Rouge Steel Company
Rouge Steel Company
3001 Miller Road
P.O. Box 1699
Dearborn, Michigan 48121-1699
Fax: (313) 323-2270
Sales: $1.13 billion (1989)
SICs: 3312 Blast Furnaces & Steel Mills; 3316 Cold-Finishing of Steel Shapes
The Rouge Steel Company began as an integral part of Henry Ford’s sprawling River Rouge automobile plant, built during the 1920s. The steelmaker remained a lucrative division of Ford until the early 1980s, when it lost profitability due to economic recession and a troubled U.S. auto market. In 1982 Ford Motor Company converted its steel division to form a wholly owned subsidiary. Sold to Marico Acquisition Corporation in 1989, Rouge Steel is currently the eighth-largest steelmaker in the United States, commanding five percent of the flat rolled domestic steel market with a steelmaking capacity of 3.2 million tons.
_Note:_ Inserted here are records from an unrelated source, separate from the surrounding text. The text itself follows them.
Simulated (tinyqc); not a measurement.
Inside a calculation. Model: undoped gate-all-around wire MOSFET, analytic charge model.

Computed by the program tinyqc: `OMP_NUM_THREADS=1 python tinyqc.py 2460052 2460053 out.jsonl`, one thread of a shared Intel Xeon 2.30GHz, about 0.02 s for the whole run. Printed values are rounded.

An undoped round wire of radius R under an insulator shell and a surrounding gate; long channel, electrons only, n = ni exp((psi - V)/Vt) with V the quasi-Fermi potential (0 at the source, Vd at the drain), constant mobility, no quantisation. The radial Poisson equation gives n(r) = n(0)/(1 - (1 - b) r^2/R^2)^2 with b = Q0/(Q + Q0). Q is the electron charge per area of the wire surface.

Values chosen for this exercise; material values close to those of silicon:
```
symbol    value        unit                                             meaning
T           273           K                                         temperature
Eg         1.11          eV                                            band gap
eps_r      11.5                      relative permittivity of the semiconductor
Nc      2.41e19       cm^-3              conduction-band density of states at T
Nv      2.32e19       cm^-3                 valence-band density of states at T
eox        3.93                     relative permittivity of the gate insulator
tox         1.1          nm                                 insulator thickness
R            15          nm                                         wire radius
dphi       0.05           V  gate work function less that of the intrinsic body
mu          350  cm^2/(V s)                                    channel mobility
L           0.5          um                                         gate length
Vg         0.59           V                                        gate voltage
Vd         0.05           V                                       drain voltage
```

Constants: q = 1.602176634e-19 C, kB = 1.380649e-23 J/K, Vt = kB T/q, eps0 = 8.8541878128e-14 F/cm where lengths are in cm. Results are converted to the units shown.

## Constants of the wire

Rouge Steel grew out of Henry Ford’s vision of an industrial facility that would bring together the various elements of his automobile production process. Envisioning a manufacturing plant that would transform raw materials into completely finished products, he developed the world’s first vertically integrated factory complex.
In 1915 Ford stood on the Rouge’s future site and declared it the perfect site to integrate iron-making facilities with his moving assembly line: “It’s right here where we stand. Up in northern Michigan and Minnesota are great iron ore deposits. Down in Kentucky and West Virginia are huge deposits of soft coal. Here we stand, half way between, with water transportation to our door. You will look the whole country over but you won’t find a place that compares with this.” Ford began to acquire coal mines, and a battery of coking ovens were installed on the Rouge site. Coal was shipped into the Rouge by means of the Rouge River as well as by rail. The first of the Rouge’s giant furnaces—the largest of its kind in the world at that time—was finished in May 1920. Blast furnace “A” was blown in on its inaugural run when Ford’s grandson, two-and-a-half-year-old Henry II, struck a match to ignite the furnace’s coke charge. “B” blast furnace was added in 1922.
Steel was first made at the Rouge in 1923 with an electric furnace, and plans were made for furnaces with much greater production capacities. Ford, working with technical experts from the Morgan Construction Company of Worcester, Massachusetts, began developing large open hearth furnaces as well as blooming mills, rolling mills, and other steel-finishing equipment. Ford placed the development of the Rouge’s steel facilities in the charge of John Findlater, who developed them in cooperation with Philip Haglund and Harry Hanson. Two years later, the Rouge’s steel-making facilities were operational and the first“heat,” or batch, of steel was poured on June 21, 1926. In that year the Rouge produced 321,476 tons of ingot steel, and output was doubled within three years. By 1929 the manufacturing complex covered almost 1,200 acres of land, 350 of which were taken up by the Rouge’s steel-making facilities.
The Ford Steel Division continued to expand the Rouge’s steelmaking capacity, adding a third blast furnace—furnace “C”—in 1948. Though steel-making technologies remained virtually unchanged, new furnaces and mills were added to Rouge’s steel finishing operations during the 1960s. A move was made toward the consistent expansion of Rouge’s use of scrap steel. In 1964 two basic oxygen furnaces were installed, making use of seventy-five percent “hot metal” from the blast furnaces and twenty-five percent scrap.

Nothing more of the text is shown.